A number of commentators have long predicted that the Bar cannot maintain its position as a separate profession. Yet, 23 years after wholesale change was first heralded by the green papers of 1989 (when Lord Mackay was Lord Chancellor), we are still here as a separate profession, larger than ever before and still maintaining our position as the providers of the bulk of advocacy services.
The personal injury (PI) Bar is in very good health. There appears to be no shortage of work and the remuneration available is also regarded by most as more than adequate. However, there are several changes, some happening already and some on the way, which will have a significant impact. Whether the Bar remains in the position of, apparently, providing most of the advocacy services will depend on how it reacts to those changes.
The first significant change will come with the end of the recoverability of success fees. When conditional fee agreements (CFAs) were introduced, once the profession got used to the idea of taking risks and being rewarded when the case turned out well but not being paid when the case failed, then it managed quite well. In some respects and some areas of work the remuneration has been sufficient.
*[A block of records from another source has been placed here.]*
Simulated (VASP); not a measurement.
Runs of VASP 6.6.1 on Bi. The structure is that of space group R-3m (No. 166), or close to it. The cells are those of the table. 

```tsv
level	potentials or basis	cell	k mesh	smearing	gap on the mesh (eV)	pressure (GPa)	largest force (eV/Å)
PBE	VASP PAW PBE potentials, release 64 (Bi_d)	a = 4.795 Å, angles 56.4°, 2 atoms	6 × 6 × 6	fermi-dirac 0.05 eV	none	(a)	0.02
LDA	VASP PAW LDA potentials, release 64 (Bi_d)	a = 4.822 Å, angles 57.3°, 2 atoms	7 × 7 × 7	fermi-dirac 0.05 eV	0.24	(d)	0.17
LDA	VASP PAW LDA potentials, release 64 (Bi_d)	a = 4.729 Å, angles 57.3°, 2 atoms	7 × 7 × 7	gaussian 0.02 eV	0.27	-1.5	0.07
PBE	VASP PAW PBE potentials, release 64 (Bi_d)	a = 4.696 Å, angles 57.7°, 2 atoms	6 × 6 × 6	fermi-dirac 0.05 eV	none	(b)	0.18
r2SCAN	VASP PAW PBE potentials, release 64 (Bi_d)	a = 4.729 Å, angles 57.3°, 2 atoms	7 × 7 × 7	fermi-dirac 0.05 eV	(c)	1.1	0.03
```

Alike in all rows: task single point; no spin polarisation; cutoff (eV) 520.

The issue of success fees not being recoverable, however, will raise a number of difficulties. First, it seems almost inevitable that the new regime, whatever its final form, will mean that there is less funding actually available at every level of work. Second, it seems not unlikely that in many cases there will, at least in the first instance, be significant competition flowing from the fact that some firms of solicitors (and inevitably the Bar which receives its work from those firms) will agree not to take any uplift. In the first instance, whether it becomes the norm will depend upon the extent to which firms find they can do a proper job – even in the most difficult cases – without some element of uplift in all or some cases.
Given that one reason for allowing an uplift in the first place is to enable lawyers to fund the more difficult cases then, certainly in more substantial cases, I believe that whatever the situation at the outset of any new regime, uplifts will be used in some instances even where not recoverable from defendant insurers. But in the short and medium term it seems inevitable that there will be less funding available overall and that means less work (or less well paid work) for the Bar.
The Bar will also have to face the fact that because of the likely cap on the percentage of damages that may be taken by way of success fees there will need to be agreement between lawyers as to how any success fee should be allocated. This, of course, is very different from the present situation where the success fee is added once calculated (which calculation may be automatic under CPR 45.16 and CPR 45.17) to the base fees as agreed or assessed.
Add to this the proposals to extend the portal to include employers liability (EL) and other claims and it becomes plain that there will again be downward pressure not only on fees but also on the amount of work available for the Bar.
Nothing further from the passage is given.